Statistics specific to a demographic of the targeted user: In the case of handwriting, we assume the attacker can extract statistics from a corpus collected from other users of a similar writing style (e.g., cursive).
Data gathered from the targeted user: Excluding direct capture of the secret itself, one can imagine the attacker capturing copies of a user's handwriting, either through discarded documents or by stealing a PDA.

To make this approach feasible, we also explore the impact of these varying threats. A key issue that we consider is the amount of recordings one needs to make these scenarios viable attack vectors. As we show later, the amount of data required may be surprisingly small for the case of authentication systems based on handwriting dynamics.

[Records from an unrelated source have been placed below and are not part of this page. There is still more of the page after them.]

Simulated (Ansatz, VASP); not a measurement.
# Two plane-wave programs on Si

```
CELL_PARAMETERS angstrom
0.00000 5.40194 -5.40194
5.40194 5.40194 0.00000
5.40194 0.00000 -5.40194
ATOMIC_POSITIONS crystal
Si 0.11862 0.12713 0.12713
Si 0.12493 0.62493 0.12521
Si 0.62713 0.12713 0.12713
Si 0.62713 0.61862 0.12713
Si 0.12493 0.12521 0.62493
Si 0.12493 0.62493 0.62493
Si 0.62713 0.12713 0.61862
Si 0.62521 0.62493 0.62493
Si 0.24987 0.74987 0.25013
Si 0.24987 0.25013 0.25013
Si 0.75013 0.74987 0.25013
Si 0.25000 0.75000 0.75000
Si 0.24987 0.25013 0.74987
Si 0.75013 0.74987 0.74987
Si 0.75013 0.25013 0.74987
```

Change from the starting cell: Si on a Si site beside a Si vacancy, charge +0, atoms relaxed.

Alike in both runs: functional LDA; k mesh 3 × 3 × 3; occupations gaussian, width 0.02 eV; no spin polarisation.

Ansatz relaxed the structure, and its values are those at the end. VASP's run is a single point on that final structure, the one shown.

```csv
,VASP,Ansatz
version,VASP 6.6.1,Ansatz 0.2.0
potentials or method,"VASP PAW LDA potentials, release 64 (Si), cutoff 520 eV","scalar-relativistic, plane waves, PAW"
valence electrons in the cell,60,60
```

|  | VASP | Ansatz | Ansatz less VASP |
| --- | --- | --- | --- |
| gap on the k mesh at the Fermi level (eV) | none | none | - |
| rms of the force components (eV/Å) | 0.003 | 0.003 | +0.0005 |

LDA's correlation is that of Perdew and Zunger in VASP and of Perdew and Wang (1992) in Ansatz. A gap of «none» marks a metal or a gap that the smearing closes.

6.1 A generative toolkit for performance testing

The approach to synthesizing handwriting we explore here is to assemble a collection of basic units (n-grams) that can be combined in a concatenative fashion to mimic authentic handwriting. In this case, we do not make use of an underlying model of human physiology, rather, creation of the writing sample is accomplished by choosing appropriate n-grams from an inventory that may cover writing from the target user (scenario III above) as well as representative writings by other members of the population at large (scenarios I and II). The technique we apply here expands upon earlier rudimentary work [16], and is similar in flavor to approaches taken to generate synthesized speech [21] and for text-to-handwriting conversion [9].

6.1.1 Forgeries

As noted earlier, each writing sample consists of three signals parameterized by time: x(t), y(t) and p(t). The goal of our generative algorithm is to generate t, x(t), y(t) and p(t) such that the sample is not only accepted as authentic, but relies on acquiring a minimal amount of information from the target user (again, in a different security context). In particular, when attacking user u, we assume the adversary has access to a generative corpus G_u, in addition to samples from users of similar writing styles G_S; where S is one of "block", "mixed", or "cursive". We assume that both G_u and G_S are annotated so that there is a bijective map between the characters of each phrase and the portion of the signal that represents each character. As is the case with traditional computations of the EER we also assume that passphrase p is known.

General Knowledge

Assume that the adversary wishes to forge user u with passphrase p and writing style S. Ideally, she would like to do so using a minimal amount of information directly collected from u. Fortunately, the success of the naïve* forgeries from §5 suggests that a user's writing style yields a fair amount of pertinent information that can potentially be used to replicate that user's writing. Thus, to aid in generating accurate forgeries, the adversary can make use of several statistics computed from annotated writing samples in G_S \G_u. In what follows, we discuss what turn out to be some very useful measures that can likely be easily generalized for other behavioral biometrics.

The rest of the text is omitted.